Most of you will have arrived at work today by car. That trip can be an event in itself. For some it’s bedlam, a manic period of dropping children off, fixing hair at the traffic lights because you didn’t get time between brushing the hair, teeth and attitudes of the little people in your homes. For others, it’s respite, a couple of quiet songs and a newsbreak before the mayhem of the school day begins.
Amidst the madness, is it remotely possible that your vehicle momentarily slipped above the speed limit? Think hard. For many of us the answer is a sheepish yes. Equally, there’s a very high likelihood that you were not caught and punished for your crime. You got away with it! And for this reason you are likely to make the occasional trip above the limit again in the future.
But what if your car were fitted with a device which transferred $200 from your account to the State Government every time you sped? Would this change your behaviour? The answer is probably a resounding yes this time around. We’d be so much more careful if we knew with absolute certainty that we would be caught every time we broke this well intended law.
This is the Punishment Code. For behaviour to change, ideally we need to be caught and punished every single time otherwise we may not be able to resist the compulsion to test the system occasionally. The good news is that the Punishment Code works. The bad news is that it’s utterly exhausting.
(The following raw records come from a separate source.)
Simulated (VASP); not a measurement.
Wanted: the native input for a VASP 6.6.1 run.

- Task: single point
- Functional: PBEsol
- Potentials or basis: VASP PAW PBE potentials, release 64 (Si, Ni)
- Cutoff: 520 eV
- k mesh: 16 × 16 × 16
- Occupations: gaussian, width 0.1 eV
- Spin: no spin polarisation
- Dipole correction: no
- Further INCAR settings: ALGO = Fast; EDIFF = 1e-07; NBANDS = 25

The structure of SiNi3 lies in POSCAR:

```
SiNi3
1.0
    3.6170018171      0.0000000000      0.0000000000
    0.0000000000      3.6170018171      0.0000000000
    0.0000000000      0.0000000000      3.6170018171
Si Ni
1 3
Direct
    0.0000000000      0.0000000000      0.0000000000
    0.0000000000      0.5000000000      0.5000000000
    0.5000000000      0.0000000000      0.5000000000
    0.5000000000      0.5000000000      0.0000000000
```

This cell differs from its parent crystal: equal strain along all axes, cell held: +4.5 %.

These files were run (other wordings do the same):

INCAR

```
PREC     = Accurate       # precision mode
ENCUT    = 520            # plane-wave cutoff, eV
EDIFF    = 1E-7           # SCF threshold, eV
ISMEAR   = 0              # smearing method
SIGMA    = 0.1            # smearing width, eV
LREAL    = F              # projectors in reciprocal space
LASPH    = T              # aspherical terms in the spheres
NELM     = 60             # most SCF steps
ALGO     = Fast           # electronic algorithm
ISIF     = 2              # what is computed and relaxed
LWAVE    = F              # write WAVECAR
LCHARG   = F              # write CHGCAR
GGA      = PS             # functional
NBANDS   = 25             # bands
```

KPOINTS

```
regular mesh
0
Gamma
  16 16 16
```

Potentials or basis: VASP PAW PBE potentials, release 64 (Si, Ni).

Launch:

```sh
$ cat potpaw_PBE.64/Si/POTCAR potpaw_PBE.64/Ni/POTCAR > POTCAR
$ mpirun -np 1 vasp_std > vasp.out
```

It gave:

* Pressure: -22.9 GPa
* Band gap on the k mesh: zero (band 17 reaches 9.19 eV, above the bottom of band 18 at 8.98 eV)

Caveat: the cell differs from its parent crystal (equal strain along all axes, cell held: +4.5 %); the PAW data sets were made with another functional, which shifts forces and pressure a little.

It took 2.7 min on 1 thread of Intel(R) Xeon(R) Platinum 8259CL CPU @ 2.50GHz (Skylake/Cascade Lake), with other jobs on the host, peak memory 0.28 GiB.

Think about AFL football for a moment. At its inception, there were only 10 one-sentence rules for play. There was no umpire, such was the ease with which the rules could be applied. Across the decades, dozens more rules, sub-sections and interpretations have been added. What is the result? There are now nine umpires controlling a top-level match, such is the
effort required to control the game. Those pesky players just keep trying to get away with stuff … unless we commit to catching them every single time.
There’s a lesson in this for schools. Rules are fine, and in fact part of the reason you didn’t crash on the way to work today was because of an intermittently enforced speed limit. But choose them wisely. If you are going to punish students for breaking rules, it is best to have a small number of them, or you’ll be completely drained of energy by the end of each day. You’re also risking doing little else than rule enforcement.
Think hard about your own needs in the learning environment. Identify two or three behaviours that you will not accept.
- Creatively foster and encourage the opposite of that behaviour.
- Explicitly state the behaviours that you are targeting and the rules attached.
- Make utterly clear what the consequences for breaching the rules are.
- Prepare for the boundaries to be tested.
Whatever the best laid plans and rules there’s always something within us that yearns to touch the park bench with the wet paint sign; to touch the stove even though we’ve been warned of its dangers; to walk across the road just a few metres from the zebra crossing.
Breaking rules and testing boundaries is a normal part of growing up. Forgive the breaching of your rules and have some faith that your students will eventually turn out fine just as you have … unless you plan on self-reporting the next time you creep over the speed limit.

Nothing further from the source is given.